Employee Ranking Systems LO17611

Ben Compton (BCompton@dws.net)
Tue, 31 Mar 1998 09:26:45 -0500

Replying to LO17598 --

Richard Goodale is very eloquent in his defense of the symbiotic
relationship between competition and cooperation. I thoroughly enjoyed
reading his remarks.

Like Richard, I do not see competition and cooperation as mutually
exclusive. I see them as two sides of the same coin. They both allow
individuals achieve the results they value most.

In my view, cooperation can only exist among competent and competitive
people. If you were to ask me to cooperate with someone who was not
competent, who had no desire to become competent, I would refuse. I would
force management to choose between me and the incompetent(s) I was asked
to cooperate with.

On the other hand, I'd leap at an opportunity to cooperate with competent
and driven people. And I'm confident I would find such cooperation be
tremendously satisfying and stimulating.

What's the difference?

How do incompetent advance their career and achieve the results they need
to stay employed? By living off of the work of the competents. They have
no other option, as they're incapable of producing the results they need
on their own. As a result they are capable of any number of possibilities:

(a) Taking credit for work they did not do
(b) Manipulating management to make them look good and me look bad
(c) Play political games to remove people who stand in the way of their advancement (or self-preservation).
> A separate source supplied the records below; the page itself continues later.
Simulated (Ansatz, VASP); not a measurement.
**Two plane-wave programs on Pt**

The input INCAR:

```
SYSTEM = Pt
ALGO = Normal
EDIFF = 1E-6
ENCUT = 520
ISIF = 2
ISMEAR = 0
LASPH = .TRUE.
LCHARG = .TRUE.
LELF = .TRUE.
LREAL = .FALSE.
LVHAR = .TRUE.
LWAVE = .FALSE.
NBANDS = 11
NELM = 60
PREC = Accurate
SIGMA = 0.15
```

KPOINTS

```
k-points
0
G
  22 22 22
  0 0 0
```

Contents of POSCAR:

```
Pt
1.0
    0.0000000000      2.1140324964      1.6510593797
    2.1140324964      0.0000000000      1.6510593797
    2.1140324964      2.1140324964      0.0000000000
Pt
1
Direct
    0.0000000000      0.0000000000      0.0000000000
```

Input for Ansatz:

The list could go on, but I think you get the idea. My basic premise is
that the only way an incompetent can survive in the world is to behave in
inherently unethical ways. And so I can not trust them, and I will not
work with them.

On the other hand, a competent person knows they can succeed based on
their ability to work hard, and to achieve the results they are
expected/required to achieve. They have the self-esteem needed to
cooperate with other people who are just as competent, and, possibly, more
competent then themselves. I believe that competency breeds ethical
behavior. And so I am willing to cooperate with those I know to be

Hence my belief that employee ranking is critical to the long-term success
of an organization. Whether management makes the distinction between the
competents and incompetents is not the point. I will make the distinction
on my own, based on my experience, and the experience of those around me.
If management asks me to cooperate with incompetent people I will force
them to decide who they value more: Me or the incompetents I am asked to
cooperate with. I will make employee ranking an inescapable process,
regardless of the discomfort or trepidation it may cause others.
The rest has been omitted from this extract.